There's nothing worse than losing your child in a block fire.

view overlooking Hua Hin Thailand

After our idyllic rest in Petchburi, we were off again. Just two hours south of Petchburi is Hua Hin, a fabulous seaside town with cute guesthouses all over the place. We made our way from the station on a tuk-tuk.

When we were staying in a small town, it wasn't long before my daughter made friends with all the local kids. I let her go to their houses and do things in the area with them because it was safe and she had so much fun with them. She had to always tell me where she was going. Some people thought I was slack with my daughter's safety because I could read their expressions, but I didn't believe in keeping her beside me every second of the day. She'd be bored. If I was drinking coffee downstairs and my daughter came running up with a friend to tell me she was off again to do something else, I was sometimes asked "You just let her go off like that?" Um, yes, but if I didn't get a good vibe about the kid she'd met it would be no.

The rules were: the kids had to bring her back and she wasn't allowed on the beach or the main streets. Do these kids look threatening? Does my daughter look like she's not enjoying herself?

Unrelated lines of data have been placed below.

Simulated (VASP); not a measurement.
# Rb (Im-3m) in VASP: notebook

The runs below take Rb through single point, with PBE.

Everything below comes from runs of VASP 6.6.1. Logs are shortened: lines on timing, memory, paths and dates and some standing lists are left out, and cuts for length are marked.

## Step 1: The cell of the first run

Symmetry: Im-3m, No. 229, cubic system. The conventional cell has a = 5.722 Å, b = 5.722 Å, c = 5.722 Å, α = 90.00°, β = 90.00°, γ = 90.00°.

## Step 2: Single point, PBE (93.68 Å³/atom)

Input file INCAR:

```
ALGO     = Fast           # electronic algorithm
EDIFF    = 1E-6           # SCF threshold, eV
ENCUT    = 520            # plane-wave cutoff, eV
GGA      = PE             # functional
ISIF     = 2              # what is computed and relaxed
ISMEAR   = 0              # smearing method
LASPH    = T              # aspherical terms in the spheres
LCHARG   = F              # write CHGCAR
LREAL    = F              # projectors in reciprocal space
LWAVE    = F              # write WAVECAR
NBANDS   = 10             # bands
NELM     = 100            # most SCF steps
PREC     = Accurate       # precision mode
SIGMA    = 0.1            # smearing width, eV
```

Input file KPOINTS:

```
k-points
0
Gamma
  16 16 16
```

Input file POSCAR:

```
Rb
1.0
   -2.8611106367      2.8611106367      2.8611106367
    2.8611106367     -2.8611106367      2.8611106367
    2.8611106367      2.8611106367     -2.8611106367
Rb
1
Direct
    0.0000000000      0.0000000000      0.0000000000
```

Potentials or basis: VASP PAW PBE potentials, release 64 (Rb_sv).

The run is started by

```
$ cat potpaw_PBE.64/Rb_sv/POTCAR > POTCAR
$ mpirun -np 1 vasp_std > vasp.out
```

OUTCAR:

street in Hua Hin Thailand

Hua Hin Thailand friends



Aimee's little friends brought her to the local school one day, perhaps she was show and tell. I didn't know exactly where the school was, but it wasn't that far away. I was having a coffee and reading the newspaper at the Headrock Cafe when suddenly I heard a great commotion and shouting coming from up the street. I looked up and saw a commotion. When I stood up to see what was going on, I gulped when I saw people running towards me clutching their belongings and dragging suitcases and wooden wagons and anything else they could carry. They were yelling in Thai words that I couldn't understand and I looked around for somebody who could tell me what was going on.

Then I saw the smoke, billowing plumes of smoke rising above the flimsy wooden Hua Hin guesthouses that lined the street. Hidden behind the guesthouses were all the small huts, rooms, and lean-tos that house all the local Thais, and as I watched terrified people race by me, I wondered where the hell the local school was.

Hua Hin fire

Couches, chairs, dishes, bed-boards, mirrors, mattresses, clothing, tools - everything that could be dragged from their houses was in the street and stacked in towering heaps. People in their panic started throwing water at the fire from small pots and pans, which made about as much sense as bailing out a sinking ship with a cup.

Hua Hin man trying to put fire out with bucket

All of a sudden there was a roar from the flames and it looked like it was going to burn the whole block of houses down. The flames were racing up the dry tinder posts near to our guesthouse. Holy shit. Where's Aimee?

flames rising high in Hua Hin fire

I raced up the stairs of my guesthouse two at a time and got my money and passport, then raced back down and into the crowd to search for Aimee. I didn't know if she was still at the school or what. Where the hell is the school? I ran around the streets calling her name, panicking, then circled back towards our guesthouse hoping she'd come back there. If they didn't get to the fire soon, every house would burn down because they were all built from wood.

It seemed longer than it was, but finally I heard sirens and horns blaring from the two fire trucks that were now snarled up in the narrow streets, desperately trying to navigate through the people and the household gear that was strewn everywhere, blocking the alleys. I tripped over furniture and pushed past people, including the firemen with their hoses aimed at the buildings, searching the crowds for what seemed like hours trying to find her when all of a sudden I heard 'Mommy! Mommy!' in the distance. I scanned the road again.

I couldn't see her, but she ran up behind me with her three little friends and grabbed on to me, babbling her story of the evacuation from the school and everybody running home and wasn't it scary? I grabbed her hand, breathing a huge sigh of relief. At the end of the street, we waited with all the others until the fire was extinguished and it was safe to go back in again.

Amazingly the firemen put it out - a catastrophe was thwarted!